Reviewed by Emily-Jane Hills Orford for Readers' Favorite

I love this quote from Chucky the squirrel: “What makes you different, is what makes you special!” More profound words have never before been spoken. We are all unique and loveable in our distinct differences. Cheechoo, a stray dog, is special because he has two tails and some rather special, mutant-like powers. All Cheechoo wants is a fur-ever home, but that’s not to be. At least, not yet. He has a human friend in Massimo, the deli owner. Massimo always finds time and treats to feed Cheechoo, but he never takes him home, he never adopts Cheechoo. And now the deli is closing, and Massimo is moving away – without Cheechoo. It’s a sad day for the stray dog with two tails. But this chirpy little fellow is quite resilient, and he knows how to make friends as he does with Chucky the squirrel. The two end up having some interesting adventures that bring Cheechoo to the attention of someone who wants him, perhaps for more nefarious reasons than Cheechoo could hope for or imagine.
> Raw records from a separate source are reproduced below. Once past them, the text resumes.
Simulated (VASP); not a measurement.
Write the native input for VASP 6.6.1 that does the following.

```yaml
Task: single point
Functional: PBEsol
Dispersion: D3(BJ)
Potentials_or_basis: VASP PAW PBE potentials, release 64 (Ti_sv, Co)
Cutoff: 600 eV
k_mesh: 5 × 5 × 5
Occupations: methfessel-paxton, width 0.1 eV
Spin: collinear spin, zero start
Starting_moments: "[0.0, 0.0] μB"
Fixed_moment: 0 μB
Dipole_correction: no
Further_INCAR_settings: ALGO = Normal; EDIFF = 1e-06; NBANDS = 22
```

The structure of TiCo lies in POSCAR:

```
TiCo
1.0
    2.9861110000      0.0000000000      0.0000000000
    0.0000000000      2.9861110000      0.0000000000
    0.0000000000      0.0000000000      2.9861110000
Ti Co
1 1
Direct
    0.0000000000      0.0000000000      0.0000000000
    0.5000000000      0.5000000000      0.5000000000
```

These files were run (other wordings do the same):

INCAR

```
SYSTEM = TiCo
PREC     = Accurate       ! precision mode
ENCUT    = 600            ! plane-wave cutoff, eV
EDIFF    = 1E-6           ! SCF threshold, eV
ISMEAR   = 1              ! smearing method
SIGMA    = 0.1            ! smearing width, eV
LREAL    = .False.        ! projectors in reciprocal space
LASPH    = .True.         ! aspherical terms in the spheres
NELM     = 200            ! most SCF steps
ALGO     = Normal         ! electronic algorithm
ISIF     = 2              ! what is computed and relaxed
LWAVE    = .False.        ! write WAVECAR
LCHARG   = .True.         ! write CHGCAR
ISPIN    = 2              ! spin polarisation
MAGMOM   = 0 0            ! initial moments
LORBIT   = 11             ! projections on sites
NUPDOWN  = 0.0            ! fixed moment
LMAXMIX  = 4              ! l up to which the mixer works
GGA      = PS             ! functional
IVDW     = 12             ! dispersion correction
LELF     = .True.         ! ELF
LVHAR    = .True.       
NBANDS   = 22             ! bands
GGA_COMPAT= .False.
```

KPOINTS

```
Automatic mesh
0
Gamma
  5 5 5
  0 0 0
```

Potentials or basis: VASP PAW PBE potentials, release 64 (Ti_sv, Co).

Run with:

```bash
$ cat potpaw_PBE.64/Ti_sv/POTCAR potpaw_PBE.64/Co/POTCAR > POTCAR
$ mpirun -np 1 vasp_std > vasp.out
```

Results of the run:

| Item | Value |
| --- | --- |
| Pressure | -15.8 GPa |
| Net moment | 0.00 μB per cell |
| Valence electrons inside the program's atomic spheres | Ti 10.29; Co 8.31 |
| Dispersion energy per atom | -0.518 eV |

Kevin Orlando’s early chapter book, Cheechoo The Res-Q, is a sweet story about a loveable, sadly unwanted, stray dog. The plot follows Cheechoo as he makes his way through the quagmire of fending for himself on the city streets. There are friendships, both with humans and other animals, and danger from all manner of living creatures, but Cheechoo stands up to it all with a perkiness that will make us marvel. Descriptive narrative is used effectively to set the stage for this story and to build the bonds that exist between humans and animals as well as between animals. The dialogue is light-hearted and sincere, helping move the story along and developing character traits and emotions as well. Most of the story is told from Cheechoo’s point of view, though the opening is from Massimo’s point of view as he faces the challenges of closing his deli and saying goodbye forever to Cheechoo. The story is tender and compassionate and with a sudden show-stopper cliff-hanger at the end, readers will be anxious to read the next book in the series.

Justine Reyes

Cheechoo the Res-Q by Kevin Orlando follows the story of Cheechoo, a stray dog, and his friends Chucky, Stooley, and Mariah. There are two plots within the story that young readers follow. The first plot centers around Cheechoo's friend, Chucky. Chucky owes an outstanding debt to Necko the cat. The debt arose from Chucky betting on pigeon races, which leads Cheechoo and the gang to formulate a plan to help Chucky out. The second plot revolves around the real villains of the story. First, there is Jacob Ravel. Ravel is your run-of-the-mill mad scientist who unethically experiments on animals for scientific gain. Second, there is Patrick Moss. Moss runs an international dogfighting operation. Ravel and Moss are, in a sense, business partners.

Cheechoo the Res-Q reminded me of old movies from my childhood, most prominently Shark Tale. Cheechoo the Res-Q is full of animal hi-jinx and fun. It also covers themes such as animal exploitation and gambling. Even as an adult, Cheechoo the Res-Q was a fun read. I can see this becoming a successful chapter book series. I would recommend this book to children between ages 8 and 12. Some of the subject matter is a little too mature for younger children and a bit too young for children older than 12. All in all, I hope to see more of Cheechoo and his animal pals.